Tag: Ana Roxanne

  • ALBUM REVIEW: Ana Roxanne – Poem 1

    ALBUM REVIEW: Ana Roxanne – Poem 1

    Written by Julia Harumi Kudo

    Ambient music’s signet has always been atmosphere, but we often confuse the word with absence, ergo futile. Brian Eno imagined ambient music as ringings that move like weather, both trivial and essential, a crux for emotion rather than narrative. Even so, the best ambient records are not just background music. They are conditions of being. Ana Roxanne’s music craft understands this much like love, poetry, longing—the old weather systems of being alive. Erstwhile, the mental workings of her preternatural were pinwheeled on identity and being intersex, clad in wistful whimsy and flora. “When I learned that most flowering plants are hermaphrodites, that felt significant to me. I saw flowers in this new sense because they’re universally very beautiful.” And now in ‘Poem 1’, the branches of her trees move with sensuous asceticism, you see colors while listening to it: a weathered beige, perpetual periwinkle for penance, and a faithful trace of undying gold lingering with brushes of lush cymbals. 

    In “The Age of Innocence,” the opening track immediately establishes the album’s crossway. “I wanted to try. And go very far,” revealing existential exile and a desire for newness and transformation, as ambient synths incense the track with slow-moving textures and wuthering tenderness, her voice haunting and leading you into someplace of selfhood across 9 tracks of soundscape salvation. “Berceuse in A-flat Minor, Op. 45” keeps this atmosphere as Ana Roxanne plays with the imagery of fog, making the intangible feel physical but also contained. “My pre-performance ritual is to just be alone with my thoughts in a quiet room,” Ana Roxanne said at The Kitchen in New York with Axel Arigato. You can hear that solitude all over this record, not loneliness, but chosen aloneness: the mind becoming its own room, its own inkwell, its own thunder. One of the album’s visceral nuclei, “Keepsake,” dawns delicate piano chords and a restrained vocal performance. “Oh, I can never reach you. I’ll keep it this way.” Her ‘Ooh’s’ are lush and sensuous, completely angelic. She sings about it not being over, something that we’ve all heard, ignored, and felt before, but Ana Roxanne’s manifesto in yearning is something you cannot look away from. The piano progression permits the track to sing its heart, maybe not out loud, but in a half-formed dream, where she could write the person into permanence, in forever. “I can never reach you. So I’ll keep a piece bеside me,” immortalizing the memory and putting it into a heart-shaped box because turning it into a memento is the safest way of loving it, nothing can break, and it would never leave. But silence has always been the preferred language of longing. “X”, with its ambient echo texture, gives you time to think while the long synth pads give you time to listen. A sound that might be nothing or might be the beginning of the unfailing. 

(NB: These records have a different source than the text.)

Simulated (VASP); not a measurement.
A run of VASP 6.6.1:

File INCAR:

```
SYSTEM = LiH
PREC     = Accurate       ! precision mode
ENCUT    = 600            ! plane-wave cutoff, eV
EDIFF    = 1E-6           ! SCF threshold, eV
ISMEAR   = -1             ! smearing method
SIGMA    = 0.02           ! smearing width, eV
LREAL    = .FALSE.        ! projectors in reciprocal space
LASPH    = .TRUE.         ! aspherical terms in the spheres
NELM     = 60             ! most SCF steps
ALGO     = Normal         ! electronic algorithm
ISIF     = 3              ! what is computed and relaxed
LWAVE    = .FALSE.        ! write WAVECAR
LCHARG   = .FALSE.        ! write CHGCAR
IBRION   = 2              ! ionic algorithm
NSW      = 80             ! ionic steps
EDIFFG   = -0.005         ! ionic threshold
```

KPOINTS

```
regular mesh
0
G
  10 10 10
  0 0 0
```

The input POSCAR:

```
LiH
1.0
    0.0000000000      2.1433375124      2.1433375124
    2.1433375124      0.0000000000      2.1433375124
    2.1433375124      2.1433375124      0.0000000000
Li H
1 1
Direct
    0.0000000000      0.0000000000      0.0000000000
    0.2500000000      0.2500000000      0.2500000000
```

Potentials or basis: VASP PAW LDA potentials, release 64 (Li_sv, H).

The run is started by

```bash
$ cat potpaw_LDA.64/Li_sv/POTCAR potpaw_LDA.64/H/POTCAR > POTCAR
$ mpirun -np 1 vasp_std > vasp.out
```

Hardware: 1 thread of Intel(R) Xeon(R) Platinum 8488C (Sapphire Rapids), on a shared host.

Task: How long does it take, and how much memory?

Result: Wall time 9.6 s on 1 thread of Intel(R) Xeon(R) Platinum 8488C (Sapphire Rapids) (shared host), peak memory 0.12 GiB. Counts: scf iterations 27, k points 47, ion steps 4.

    By the 6th track, “One Shall Sleep”, Ana Roxanne has reached deliverance; she’s done remembering, the waves have set her free. “Free of pain. Heaven has ’til morning.” She gives us an experience, a song, poetry, and a promise, the verging violin and the strings lacing together with whisperings of life’s noblesse. The sacral musing continues in one of the album’s strongest tracks, “Cover Me,” with a choral vocal arrangement and a ceremonious synth tone, cradling the ear in wishful prophecy. Praying, not necessarily to a God or a person, but toward the air, toward knowing that we are small-longing beings, but the world saves if you believe.

    In helix, the world of ‘Poem 1’ alone narrowly reached skyward nor revealed the spirit it twisted; the figment of it felt like it exists beyond naming, beyond ether — an ache to be one with the wind, to restore the invincible because hope is the thing with feathers, yet, never, in extremity, it begs for a bit of your identity.